This week, I wanted to touch on something that I have been hinting out the past couple weeks. One of the things that I feel give my wife and I a successful marriage is that we communicate with each other. Communication, true communication is back and forth. It is listening, and then responding. You cannot respond properly if you haven’t listened to everything that is being said.
Now let’s be honest, the women in our lives will use words that we don’t understand and will say things in ways that we have to really pay attention. Listen to her words, watch her actions, listen to her voice. Does this look ok? and Does this LOOK ok? and How do I look? are not the same question, and an answer with the word fine, does not mean the same either. It comes down to knowing the question that was asked versus the question you think was asked. My wife had a co-worker at one time that would always answer that they thought they heard in the most intellectual way possible. A simple question about the time could turn into a story about Swiss watch makers, and 15 minutes later you still didn’t know what time it was.
It comes down also to sometimes she is just going to need you to listen. Sometimes you just need your spouse to listen to you. I have always struggled with trying to find the answer or resolution half way through the story. I’m planning my response not as a rebuttal to conversation, but as a way to work something out. Guys STOP do this. There are going to be things that we can’t fix. There are going to be things that are going out that you don’t want a certain level of detail on. When you are there as the ear to listen, the hand to hold, and the shoulder to support, sometimes that is all they need. They don’t always need you to fix it. Be there, be present, be a listener. Some times they do want you to take action, just not always right then.

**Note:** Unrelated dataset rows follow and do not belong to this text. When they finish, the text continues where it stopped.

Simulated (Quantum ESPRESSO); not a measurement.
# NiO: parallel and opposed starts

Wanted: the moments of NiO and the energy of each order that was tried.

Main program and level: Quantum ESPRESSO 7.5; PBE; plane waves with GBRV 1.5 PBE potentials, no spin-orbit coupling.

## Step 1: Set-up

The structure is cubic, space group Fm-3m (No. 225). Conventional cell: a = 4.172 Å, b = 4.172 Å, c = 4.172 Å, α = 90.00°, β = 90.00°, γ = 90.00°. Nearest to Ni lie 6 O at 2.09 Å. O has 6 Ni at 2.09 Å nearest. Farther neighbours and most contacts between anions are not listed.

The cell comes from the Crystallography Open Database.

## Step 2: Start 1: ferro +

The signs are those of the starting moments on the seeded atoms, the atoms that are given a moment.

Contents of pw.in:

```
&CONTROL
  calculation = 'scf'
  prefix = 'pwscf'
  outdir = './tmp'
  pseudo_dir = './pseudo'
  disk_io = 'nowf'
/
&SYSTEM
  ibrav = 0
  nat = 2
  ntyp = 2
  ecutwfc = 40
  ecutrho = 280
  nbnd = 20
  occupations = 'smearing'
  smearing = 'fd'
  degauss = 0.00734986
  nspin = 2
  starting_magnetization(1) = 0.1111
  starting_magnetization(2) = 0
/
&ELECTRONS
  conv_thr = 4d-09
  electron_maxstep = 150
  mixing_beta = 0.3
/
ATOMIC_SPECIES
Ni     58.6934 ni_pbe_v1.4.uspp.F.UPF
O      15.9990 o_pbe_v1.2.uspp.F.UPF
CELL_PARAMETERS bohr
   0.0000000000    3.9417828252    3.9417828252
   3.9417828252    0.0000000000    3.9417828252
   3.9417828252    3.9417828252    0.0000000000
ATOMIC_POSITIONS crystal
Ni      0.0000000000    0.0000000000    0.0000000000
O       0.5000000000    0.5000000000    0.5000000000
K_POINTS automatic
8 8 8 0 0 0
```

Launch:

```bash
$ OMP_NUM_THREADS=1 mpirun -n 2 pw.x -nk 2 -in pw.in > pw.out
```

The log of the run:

The other factor into all of this is vocabulary. I included the definition of the work hear as well as listen, but I’ve been very careful not to use hear in this. Hearing is only receiving the sounds, we hear the keys of the keyboard, we hear cars outside, we hear someone at the door. We listen to music, we listen to our children, families, and spouses. You also know over time what the proper vocabulary is for whatever mood you are both in. As time goes on you learn when to just shut up and let them vent or stew. Just make sure that you are there for all parts of the communication process.
Take this week, and again as I have said before, put the phone away, put down the game controller, put the computer away, wrap your arms around your loved one. Ask them about their day, and be truly interested.